Bear & Moose: Thursday, Jan. 5

Two's company for this Portland rock duo.

BEAR & MOOSE

[STRIPPED-DOWN ROCK] Contemporary Portland rock acts seem to fall into two distinct camps: Groups that pile as many bodies as possible on the stage to create a maelstrom of sound and impact, and bands made up of two people. What's driving that split? Is it intentional or complete happenstance? 

For at least one duo—the groove-heavy rock outfit known as Bear & Moose—it is most definitely the latter. 

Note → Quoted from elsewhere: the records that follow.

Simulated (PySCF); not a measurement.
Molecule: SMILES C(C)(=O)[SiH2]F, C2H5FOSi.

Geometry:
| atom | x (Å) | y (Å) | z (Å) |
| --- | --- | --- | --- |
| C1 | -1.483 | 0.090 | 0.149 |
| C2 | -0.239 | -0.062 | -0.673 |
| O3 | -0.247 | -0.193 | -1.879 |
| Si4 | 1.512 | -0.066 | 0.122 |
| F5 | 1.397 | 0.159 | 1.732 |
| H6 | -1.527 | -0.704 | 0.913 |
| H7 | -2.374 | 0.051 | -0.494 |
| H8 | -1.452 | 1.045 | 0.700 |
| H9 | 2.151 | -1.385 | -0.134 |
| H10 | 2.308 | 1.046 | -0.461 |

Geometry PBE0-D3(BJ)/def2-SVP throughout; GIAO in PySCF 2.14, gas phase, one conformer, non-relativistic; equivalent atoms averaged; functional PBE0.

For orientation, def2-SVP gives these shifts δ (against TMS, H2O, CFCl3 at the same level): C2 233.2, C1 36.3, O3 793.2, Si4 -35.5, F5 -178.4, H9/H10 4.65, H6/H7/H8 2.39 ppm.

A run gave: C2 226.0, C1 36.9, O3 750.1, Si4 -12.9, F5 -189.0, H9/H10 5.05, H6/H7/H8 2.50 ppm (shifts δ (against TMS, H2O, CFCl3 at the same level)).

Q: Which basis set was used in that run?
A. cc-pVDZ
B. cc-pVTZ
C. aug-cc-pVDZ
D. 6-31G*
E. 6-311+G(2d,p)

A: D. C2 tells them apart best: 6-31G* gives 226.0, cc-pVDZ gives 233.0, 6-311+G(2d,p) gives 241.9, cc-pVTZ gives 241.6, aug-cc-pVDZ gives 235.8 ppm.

"We never set out to be a duo," says guitarist and vocalist Eric Mueller, taking a break from his family holiday craziness in Chicago. "We didn't decide that we were going to be this weird, White Stripes kind of thing. But if you don't have that certain connection with someone and it doesn't flow, why bother?"

Flow is the key factor that keeps the febrile attack of Bear & Moose so captivating and enticing on the band's two-disc debut, Bear/Moose. Mueller and drummer Simon Lucas have packed 24 tracks on the album, but it never feels cumbersome. 

The songs often bleed nicely into one another—the satisfying crunch of "Blues & Greys" giving way to the acidic swells of "I'm Back," which makes room for the appropriately punchy "Shock N Awe." Then there are the trio of tracks that wrap up the album, each bearing the title "MVMT." Those songs allow the pair to stretch their instrumental and improvisational limbs ("MVMT IV" was made up entirely on the fly) to capture what Mueller calls "the back-and-forth ebb and flow of a breakup.” 

The album also has an impressively full sound, capturing the duo's combination of bluesy swagger and the cumulus-scraping highs of psychedelia, considering the duo recorded almost all of it live in the studio. "We recorded [my guitar] through three amps at one time," Mueller says, "all of them turned up to 10 for this super-fuzzy Neil Young-type sound.” 

To make up for its lack of low end, the band's producer, Justin Phelps, added a second microphone to Lucas' kick drum and fed it through a bass amp in the studio. In live shows, Mueller adjusts his strumming style, sticking his thumb out to hit the lower-toned strings on the downstroke to add a basslike kick. 

With a sound this thick—and a debut record this good—Bear & Moose doesn't see any reason to spoil a winning formula. 


SEE IT: Bear & Moose plays Doug Fir Lounge, 830 E Burnside St., with Pigeons and Mike Coykendall on Thursday, Jan. 5. 9 pm. $8. 21+.